“Let’s talk about History” shows episodes of history through conversations held by
the author with his teenage granddaughter and transports us ten thousand years into
the past, accompanied by illustrations of places, drawings, maps and works of art, to
open its doors to an adventure full of questions and concerns that arise as we travel
through the magnificent episodes of the human epic.
“Let’s talk about History” travels through one hundred centuries of humanity’s passage
on this planet, from the first temples to the present day. It crosses the barriers of
time and manages to take us through historical events, where the expectations and
concerns of an adolescent girl generate a magical connection with time, past, present
and future.
It depicts the ephemeral nature of the struggle for power, and the strength of the constructive and
regenerative capacity of human beings… The complexity of the ephemeral crosses domains of
knowledge, of the history, allowing access to phenomena, processes and practices of knowledge…
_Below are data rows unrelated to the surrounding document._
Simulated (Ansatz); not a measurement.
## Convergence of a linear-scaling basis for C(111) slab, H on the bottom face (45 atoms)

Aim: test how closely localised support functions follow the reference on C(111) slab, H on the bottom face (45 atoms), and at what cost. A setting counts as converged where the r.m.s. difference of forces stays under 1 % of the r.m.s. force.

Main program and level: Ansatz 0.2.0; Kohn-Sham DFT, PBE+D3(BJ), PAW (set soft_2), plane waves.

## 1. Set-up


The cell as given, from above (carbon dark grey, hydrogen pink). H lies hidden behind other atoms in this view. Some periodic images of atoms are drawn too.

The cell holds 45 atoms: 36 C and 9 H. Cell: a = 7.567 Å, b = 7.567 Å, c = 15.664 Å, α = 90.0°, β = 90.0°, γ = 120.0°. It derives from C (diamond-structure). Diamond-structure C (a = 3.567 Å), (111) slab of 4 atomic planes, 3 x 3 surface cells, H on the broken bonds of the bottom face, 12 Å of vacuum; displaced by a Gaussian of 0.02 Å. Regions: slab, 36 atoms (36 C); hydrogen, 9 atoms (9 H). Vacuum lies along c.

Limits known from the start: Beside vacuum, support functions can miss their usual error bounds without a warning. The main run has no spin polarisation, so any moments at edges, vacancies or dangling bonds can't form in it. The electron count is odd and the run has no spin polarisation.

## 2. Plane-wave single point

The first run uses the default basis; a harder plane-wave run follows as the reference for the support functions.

that are inscribed in experiences, lived and shared by the grandfather-granddaugther conversations.
Gabriel Ugas Fermín
Let’s Talk about History can be analysed through the three areas of genealogy proposed by Foucault:
Firstly, a historical anthology of ourselves in relation to the truth, through which we constitute ourselves
as subjects of knowledge; secondly, a historical anthology of ourselves in relation to the field
of power, through which we constitute ourselves as subjects who act on others; thirdly, a historical
anthology of ourselves in relation to ethics, through which we constitute ourselves as moral agents.
David Colombo Ocando
A work documented through the author’s experiences and his references to the world, and for the
expectations and concerns that it generates in an adolescent. Let’s Talk about History’ is a book for
the family, it is a proposal for grandparents and grandchildren to share a moment of that history.